In the atrium of McCamish Pavilion, where there is sometimes raucous cheer, there were quiet murmurs and soft music, pierced only by the staccato of consolatory pats on the back. On Monday, members of the Tech community gathered to celebrate the life of Brandon Adams, a third-year business administration major and football player who passed away on Saturday. Adams was 21.
By one of the entrances, reporters surrounded Paul Johnson, Adams’ last coach. Also in attendance to pay their respects were athletic director Todd Stansbury and new coach Geoff Collins.
The ceremony began at 5:30 p.m. and lasted for a little over an hour. It was emceed by Derrick Moore, the football team’s chaplain. After a brief prayer and reflection, Moore ceded the floor to four speakers who memorialized Adams and his time at Tech. These individuals were Stansbury, assistant athletic director for student-athlete development Leah Thomas, head football trainer Mark Smith and defensive linemen Brentavious Glanton and Kyle Cerge-Henderson.

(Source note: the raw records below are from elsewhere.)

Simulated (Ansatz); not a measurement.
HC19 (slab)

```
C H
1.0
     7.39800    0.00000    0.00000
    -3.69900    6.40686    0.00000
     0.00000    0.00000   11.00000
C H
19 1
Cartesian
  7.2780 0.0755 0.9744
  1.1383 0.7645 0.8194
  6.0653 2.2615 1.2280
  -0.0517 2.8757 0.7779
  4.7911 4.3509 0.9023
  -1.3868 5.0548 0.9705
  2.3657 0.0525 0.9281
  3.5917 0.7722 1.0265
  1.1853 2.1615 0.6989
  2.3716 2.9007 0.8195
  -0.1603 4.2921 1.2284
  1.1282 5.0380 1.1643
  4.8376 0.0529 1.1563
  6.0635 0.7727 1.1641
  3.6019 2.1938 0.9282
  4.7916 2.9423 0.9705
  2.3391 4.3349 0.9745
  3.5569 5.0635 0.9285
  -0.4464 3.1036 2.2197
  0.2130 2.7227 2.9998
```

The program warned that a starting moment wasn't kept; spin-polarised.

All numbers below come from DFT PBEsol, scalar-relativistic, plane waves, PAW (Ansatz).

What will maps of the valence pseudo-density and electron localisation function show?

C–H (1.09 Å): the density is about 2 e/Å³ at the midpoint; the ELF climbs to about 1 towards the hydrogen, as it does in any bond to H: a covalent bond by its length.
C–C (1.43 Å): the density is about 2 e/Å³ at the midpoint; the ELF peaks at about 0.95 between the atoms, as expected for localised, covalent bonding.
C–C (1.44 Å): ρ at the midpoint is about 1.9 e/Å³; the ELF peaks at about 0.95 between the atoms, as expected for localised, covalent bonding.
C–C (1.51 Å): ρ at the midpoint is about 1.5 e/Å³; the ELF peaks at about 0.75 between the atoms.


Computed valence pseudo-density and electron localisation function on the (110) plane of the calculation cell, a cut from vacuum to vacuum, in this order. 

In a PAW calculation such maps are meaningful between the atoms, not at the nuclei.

Each speaker had unique memories of Adams, but a few common themes ran through their remarks. Adams was gregarious and known for his enveloping hugs; his nickname, “Big B,” referred more to his personality than his stature. He was deeply committed to improving his craft as a football player. And as both Glanton and Cerge-Henderson emphasized, he was an outstanding teammate.
Perhaps the most powerful anecdotes came from Thomas and Cerge-Henderson. Thomas told the story of how her young children met Adams at a Tech softball game — a sport Adams fiercely supported — and formed a strong friendship. Adams would chase after foul balls and negotiate with concession stand vendors on the children’s behalf. “He was a teammate to everyone,” Thomas said. That much was made clear by the presence of countless student-athletes, ranging in such diverse sports from cheerleading to women’s club soccer.
Cerge-Henderson told the audience of a bond Adams formed with Cerge-Henderson’s young daughter, bringing her cheese puffs for her birthday each year and promising to do so in perpetuity. Through tears, Cerge-Henderson vowed to keep up that tradition in Adams’ memory.
The ceremony concludes with a rendition of Adams’ favorite Tech tradition: the fight song. Then, football players, coaches and administrators passed by Adams’ family, seated in the first row, to offer them hugs and condolences.
After the ceremony, Geoff Collins entered the press room to answer questions. “We’re all heartbroken as a football family, as an Athletic Association, obviously as a university,” he said. Even in his brief time around Adams, he observed “the love he had for other people [and] the love other people have for him.” Spring practice had been scheduled to start on Tuesday, and in a team meeting, players decided not to push that date back but instead close the first day of practice to the media. In the short term, Collins plans to honor Adams by leaving his chair in the team’s meeting room unoccupied and attaching decals bearing his number to the team’s practice helmets. He added that players had ideas of how best to recognize Adams during the season but that those discussions were for a later date. After all, Tech is more than five months away from its season opener against Clemson.
Brandon Adams was a rising senior defensive lineman. He would have been a member of the team’s 2019 starting lineup. As Glanton once assured a reporter when asked about the team’s depth at defensive line, Adams certainly had a shot at playing football professionally, if he so wished.
But perhaps it is better to remember Adams for what he accomplished. His final home game was an overtime win against rival Virginia Tech. In his last game against Georgia, he recovered a fumble while playing with an injured hand. And in every remark, it was clear how much he was loved and respected by friends, teammates, nutritionists, coaches and everyone else who worked with him.
There will come a time when this section writes about the impact of Adams’ passing on the defensive line, Tech’s run defense and so forth. That time is not today. Today, the worthy subject is the impact of Adams’ passing on the lives of the many people who loved him. That impact is both profound and widespread.